Hedegaard applies pressure to development banks
10 July 2013, Power Engineering International
The momentum towards a world, or a Europe at least, where renewable power dominates was added to this week, when Connie Hedegaard said development banks ought to take “a lead role in eliminating public support for fossil fuels.”
The European Bank for Reconstruction and Development and the World Bank could be accused, in some circles, of continuing to be relatively more sympathetic to coal and gas power generation than to renewables, against the current grain.
And the stats back up that contention.
The report Invest in Haste, Repent at Leisure by CEE Bankwatch Network, SEE Change Net and the WWF, said that these banks are spending 32 times more on fossil fuels than clean energy sources, other than hydropower in the Western Balkans region.
Hedegaard said, “According to the International Energy Agency, fossil fuel subsidies rose by almost 30 per cent, to $523bn, in 2011. Meanwhile, the UN Environment Programme reports that global investment in renewable energy totalled only $257bn in 2011.In other words, we are doing exactly the opposite of what we should be doing.”
The EBRD has said it would state more specific criteria for coal power plants but that it feels ‘neutral’ over shale gas.
“We’re neither enthusiastic nor allergic to the technology per se, and if it proves commercially viable, with all environmental concerns properly addressed, I don’t think there will be any issues with financing it”, said an EBRD representative.
The European Investment Bank (EIB) also announced a review of lending energy policies but the commissioner’s public call on lenders to prioritise renewables means a continuing pressure is being applied to these institutions that will be difficult to ignore.

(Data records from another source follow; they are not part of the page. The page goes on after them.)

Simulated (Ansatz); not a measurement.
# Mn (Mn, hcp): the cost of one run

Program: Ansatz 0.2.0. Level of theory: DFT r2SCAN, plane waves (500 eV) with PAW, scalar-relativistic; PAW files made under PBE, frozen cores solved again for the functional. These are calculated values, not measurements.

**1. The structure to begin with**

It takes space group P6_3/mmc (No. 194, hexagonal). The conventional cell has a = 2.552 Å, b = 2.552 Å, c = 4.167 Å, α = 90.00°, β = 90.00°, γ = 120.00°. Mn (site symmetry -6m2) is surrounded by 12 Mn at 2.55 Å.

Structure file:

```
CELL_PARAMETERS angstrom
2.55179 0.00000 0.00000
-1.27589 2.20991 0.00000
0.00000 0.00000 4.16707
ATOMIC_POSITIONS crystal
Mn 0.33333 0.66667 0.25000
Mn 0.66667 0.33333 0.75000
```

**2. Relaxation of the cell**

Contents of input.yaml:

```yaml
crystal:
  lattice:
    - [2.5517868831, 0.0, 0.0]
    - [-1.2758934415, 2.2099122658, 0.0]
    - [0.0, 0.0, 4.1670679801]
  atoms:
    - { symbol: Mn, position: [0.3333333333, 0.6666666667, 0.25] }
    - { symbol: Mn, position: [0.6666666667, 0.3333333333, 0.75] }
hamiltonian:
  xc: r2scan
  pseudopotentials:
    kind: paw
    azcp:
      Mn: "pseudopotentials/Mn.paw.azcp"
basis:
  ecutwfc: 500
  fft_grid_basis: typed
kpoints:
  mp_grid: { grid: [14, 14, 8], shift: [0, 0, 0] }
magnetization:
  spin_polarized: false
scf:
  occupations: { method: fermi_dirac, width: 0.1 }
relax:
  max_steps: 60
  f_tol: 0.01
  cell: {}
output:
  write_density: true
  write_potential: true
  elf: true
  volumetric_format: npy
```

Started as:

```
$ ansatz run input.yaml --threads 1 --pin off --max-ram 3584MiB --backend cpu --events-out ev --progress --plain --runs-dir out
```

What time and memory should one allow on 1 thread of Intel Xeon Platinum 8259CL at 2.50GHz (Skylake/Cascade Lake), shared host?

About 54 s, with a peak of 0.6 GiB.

Hedegaard added, “Multilateral lenders can lead by example by restricting conditions for public financing of coal, the most damaging fossil fuel, and by pressing for greater transparency in reporting on emissions. Encouraging investments in renewable energy and increased energy efficiency will have the added benefit of boosting long-term self-reliance and resilience against the volatility of fossil fuel prices.”
Now that the banks have been so publically reminded of their ethical responsibilities it has made the European financial climate that little bit colder for fossil fuel powered generators.
Now that the issue has been so prominently verbalised the banks continued support, despite the growing shift to renewables, can no longer so easily be assured.